It's odd that for years, I was very mature. Saturn in Libra had a strong effect on me as a child, going through my 12th, and then crossing my 1st house - I was a very adult, calm (on the outside) and kind kid. For some reason, over the past year or so, I've been feeling less mature - in reaction to certain events of various kinds - and I've owned it, and said that I'm trying to correct it. I was trying to switch mindsets, and not complain so much - especially since it was so embarrassing, and something that I never would have done in the past - but she (I) still had trouble. I didn't create a shitstorm, it was a storm in a teacup (or an unintended few more). My usual way of going into seclusion wasn't working for me, because I needed company - not attention, but company.

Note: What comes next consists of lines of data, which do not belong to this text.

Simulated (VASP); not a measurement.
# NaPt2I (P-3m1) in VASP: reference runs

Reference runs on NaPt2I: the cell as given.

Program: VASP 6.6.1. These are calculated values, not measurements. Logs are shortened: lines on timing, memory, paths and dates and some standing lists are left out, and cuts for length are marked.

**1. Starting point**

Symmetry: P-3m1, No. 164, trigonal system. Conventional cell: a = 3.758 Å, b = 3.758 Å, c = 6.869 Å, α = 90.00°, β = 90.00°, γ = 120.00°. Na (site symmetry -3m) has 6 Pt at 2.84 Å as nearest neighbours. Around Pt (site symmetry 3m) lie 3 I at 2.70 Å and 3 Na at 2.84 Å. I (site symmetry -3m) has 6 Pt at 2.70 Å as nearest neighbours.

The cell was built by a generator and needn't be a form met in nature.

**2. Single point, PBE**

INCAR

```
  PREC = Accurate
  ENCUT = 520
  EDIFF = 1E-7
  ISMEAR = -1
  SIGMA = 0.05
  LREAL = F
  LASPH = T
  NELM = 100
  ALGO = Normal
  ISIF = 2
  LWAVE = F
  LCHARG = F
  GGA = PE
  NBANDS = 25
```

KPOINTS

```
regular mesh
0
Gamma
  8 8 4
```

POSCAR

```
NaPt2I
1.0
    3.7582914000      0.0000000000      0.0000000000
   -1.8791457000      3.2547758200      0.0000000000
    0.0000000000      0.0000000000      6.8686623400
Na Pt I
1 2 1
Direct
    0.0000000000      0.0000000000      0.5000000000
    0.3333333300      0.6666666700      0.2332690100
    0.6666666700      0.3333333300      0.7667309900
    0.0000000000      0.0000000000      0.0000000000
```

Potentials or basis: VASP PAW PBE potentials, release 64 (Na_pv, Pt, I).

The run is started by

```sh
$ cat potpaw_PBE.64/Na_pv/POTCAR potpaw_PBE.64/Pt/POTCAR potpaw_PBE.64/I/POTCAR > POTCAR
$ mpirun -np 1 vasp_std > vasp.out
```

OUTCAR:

I remember the things that people were saying about Jon Mayer, so I'm glad that you posted this. I know someone who has Saturn transiting his third, right about now, and he is actually impressing me in ways, but not with his treatment of me. He has a blog, and some of what he writes doesn't fly with me, but he has been in a very dark place in the past, and he seems to be more or less maintaining his lighter heart - only he still takes no responsibility for anything. That bit doesn't impress me. I held my dramatic feelings in, and was trying to be my usual, polite, sane self, that feels so far away from me at times now - and he acted more smug and continued to deny responsibility for absolutely anything, or to ignore it when I told him the way certain things were affecting me. It was hurting, but I was ignored, and told that my feelings didn't matter. He's trying to help other people, but I've been trying to tell him that he can't do that when he ignores what they're feeling and telling him.

Saturn in my 12th has felt like I'm unravelling, when I used to handle things in a very mature manner. I'm feeling somewhat okay today, but what about transits that literally leave one feeling crazy? Why would something unravel, that didn't need fixing? or swing to the opposite direction.